A SUBSTANTIAL MEAL: Scotch eggs are for Christmas, not for life, it seems. Under new austerity no deal brexit rules, turkey and all the trimmings will this year be replaced by a Scotch egg.
Those rubbishing the news have been silenced. It’s as though their mouths have been sealed with Scotch Tape.
Red tape is bad enough, but the Scotch variety comes in a bewildering choice of tartan. This makes the etiquette of choosing the correct tape to silence anyone with Scottish ancestry an absolute nightmare.
So the bland, dry turkey is out. Instead you will get a bland, dry, pub snack. It’s ok, you say, until you realise that there are no trimmings, nothing.
“It’s enough to feed a family of six,” explained Gluttony Minister Oliver Nutherhelping. “The Rule of Six states that a single Scotch egg contains sufficient nourishment for six people for a whole day. We are following The Science,” he concluded, tucking into another portion of SAGE and onion stuffing.
But won’t there be uproar? The Great British Public want, nay, demand sprouts on their plates on this one special day. No sprouts, and there will be rioting.
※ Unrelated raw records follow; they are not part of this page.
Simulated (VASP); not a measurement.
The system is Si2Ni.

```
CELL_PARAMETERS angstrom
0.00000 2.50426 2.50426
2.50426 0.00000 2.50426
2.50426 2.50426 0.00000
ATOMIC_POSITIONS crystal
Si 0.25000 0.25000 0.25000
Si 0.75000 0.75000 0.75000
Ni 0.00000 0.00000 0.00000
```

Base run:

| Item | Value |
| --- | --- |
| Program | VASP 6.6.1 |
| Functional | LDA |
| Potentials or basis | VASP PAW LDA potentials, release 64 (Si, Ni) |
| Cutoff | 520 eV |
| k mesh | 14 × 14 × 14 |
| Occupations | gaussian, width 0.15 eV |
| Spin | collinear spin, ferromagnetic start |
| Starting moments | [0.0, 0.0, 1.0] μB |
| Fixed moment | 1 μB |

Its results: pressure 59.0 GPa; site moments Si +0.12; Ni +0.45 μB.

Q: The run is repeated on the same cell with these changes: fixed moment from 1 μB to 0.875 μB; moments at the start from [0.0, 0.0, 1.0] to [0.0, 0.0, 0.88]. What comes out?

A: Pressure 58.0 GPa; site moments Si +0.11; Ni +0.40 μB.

“Let me scotch that rumour,” replied Nutherhelping through a mouthful of Yorkshire pudding and gravy. “Nobody actually likes sprouts. Besides, Scotch egg is perfectly substantial, even adequate.”
Potatoes? Pigs in blankets? Cranberry sauce?
“Grow your own,” said Nutherhelping, munching a large piece of steak with several onion rings. “It’s not our responsibility to feed the people. How hard can it be?”
It will be slim pickings. Even slimmer than the premise of this article.
“Obesity is putting a strain on the NHS,” remarked Nutherhelping, now working his way through a whole Christmas pudding covered with cream, custard, and brandy butter. “No, I don’t think I’ll have the waffer thin mint, thank you very much!”
The only remaining difficulty is, will an independent Scotland let us have their eggs? Wait and see what sort of deal Boris Johnson can do.